3.6 KiB
Deployment
A deployment roughly has the following phases:
- DHCP followed by PXE boot.
- Kickstart installation followed by a reboot.
- Initial Puppet run, followed by updates, followed by another Puppet run and a reboot.
PXE boot/iPXE
When deployment fails during the PXE phase it usually due to one of the following:
- No network connectivity - This is usually indicated by messages similar to
No link on XXX. - No DHCP in the connected network (eg DMZ, tier3) - The DHCP requests by the BIOS/UEFI firmware will time out.
- Firewall (no TFTP/HTTP to the relevant servers)
- Incompatibilities between iPXE and network card (NIC)
- Incorrect sysdb entry (hence iPXE entry incorrect).

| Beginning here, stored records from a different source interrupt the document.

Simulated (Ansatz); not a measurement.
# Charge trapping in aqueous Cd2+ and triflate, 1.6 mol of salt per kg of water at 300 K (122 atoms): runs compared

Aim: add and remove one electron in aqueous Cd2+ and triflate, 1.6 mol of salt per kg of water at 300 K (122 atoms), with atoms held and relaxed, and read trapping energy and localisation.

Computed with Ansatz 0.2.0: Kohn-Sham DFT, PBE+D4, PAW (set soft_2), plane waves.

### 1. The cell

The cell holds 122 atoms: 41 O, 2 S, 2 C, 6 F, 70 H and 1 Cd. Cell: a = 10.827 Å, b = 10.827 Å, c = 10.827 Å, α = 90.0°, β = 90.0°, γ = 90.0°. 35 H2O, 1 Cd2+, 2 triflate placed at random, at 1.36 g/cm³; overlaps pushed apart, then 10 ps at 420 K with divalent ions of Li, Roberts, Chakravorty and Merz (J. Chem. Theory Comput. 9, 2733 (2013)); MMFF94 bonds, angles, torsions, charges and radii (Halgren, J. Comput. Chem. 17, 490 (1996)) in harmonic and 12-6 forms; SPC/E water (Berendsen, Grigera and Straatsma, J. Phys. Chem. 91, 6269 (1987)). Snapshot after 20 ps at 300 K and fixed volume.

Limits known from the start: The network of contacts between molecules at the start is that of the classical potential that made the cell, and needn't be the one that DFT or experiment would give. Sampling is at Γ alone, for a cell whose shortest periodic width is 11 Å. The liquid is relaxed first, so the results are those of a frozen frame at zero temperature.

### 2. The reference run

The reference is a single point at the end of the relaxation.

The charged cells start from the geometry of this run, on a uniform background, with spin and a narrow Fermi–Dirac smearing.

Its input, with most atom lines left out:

If there is not DHCP, the static network information provided manually is possibly wrong or for a different network than the one connected to the host.
Infiniband
Infiniband can generally cause installation problem, expecially in the initial phase, when iPXE tries to load the configuration file. As a general rule, disable PXE on all Infiniband cards.
Anyway this is not always enough since it happens that iPXE recognized anyway the Infiniband card as the first device (with MAC address 79:79:79:79:79:79) and tries to get configuration file for that.
Kickstart
Typical problems during the Kickstart phase:
- The Kickstart file cannot be retrieved from the sysdb server sysdb.psi.ch. Typically caused by incorrect sysdb entries or firewalls.
- Partitioning fails. This can happen because
- No disk is recognized, or the wrong disk is used
- Packages or other installation data cannot be downloaded. Can be caused by firewalls or incorrect sysdb entries.
Hiera
A typical problem are Hiera errors, eg the following::
Info: Using configured environment 'prod'
Info: Retrieving pluginfacts
Info: Retrieving plugin
Info: Loading facts
Error: Could not retrieve catalog from remote server: Error 500 on SERVER: Server Error: Evaluation Error: Error while evaluating a Resource Statement, Function lookup() did not find a value for the name 'console::mount_root' at /srv/puppet/code/dev/envs/prod/code/modules/role/manifests/console.pp:1 on node lxdev05.psi.ch
Warning: Not using cache on failed catalog
Error: Could not retrieve catalog; skipping run
The error message shows that the value for console::mount_root could not be found in Hiera.
Active Directory
Sometimes the Active Directory join fails, usually for one of these three reasons:
- There is already an Active Directory computer object for the same system from a previous Windows installation. In this case, delete the computer object and restart the installation.
- Firewall restrictions
- Old Puppet certificates from a previous SL6 installation are used on the system. In this case delete the certificates on the client with
find /etc/puppetlabs -name '*.pem' -deleteand clean up any certificates on the Puppet server withpuppet cert clean $HOSTNAME. Then restart the installation.
Rejoin Active Directory
If the AD join seams to be broken (failed logins, etc.), then the node can be automatically rejoined again:
- remove
/etc/krb5.keytab - run puppet, e.g. with
puppet agent --test
YFS / AFS
If the yfs-client does not start (cannot load kernel module) due to key not available:
Sep 02 13:21:34 pc12661.psi.ch systemd[1]: Starting AuriStorFS Client Service...
Sep 02 13:21:34 pc12661.psi.ch modprobe[29282]: modprobe: ERROR: could not insert 'yfs': Required key not available
then there is most probably SecureBoot blocking the loading of the unsigned yfs kernel module.
Disable secure boot in the BIOS/EFI settings.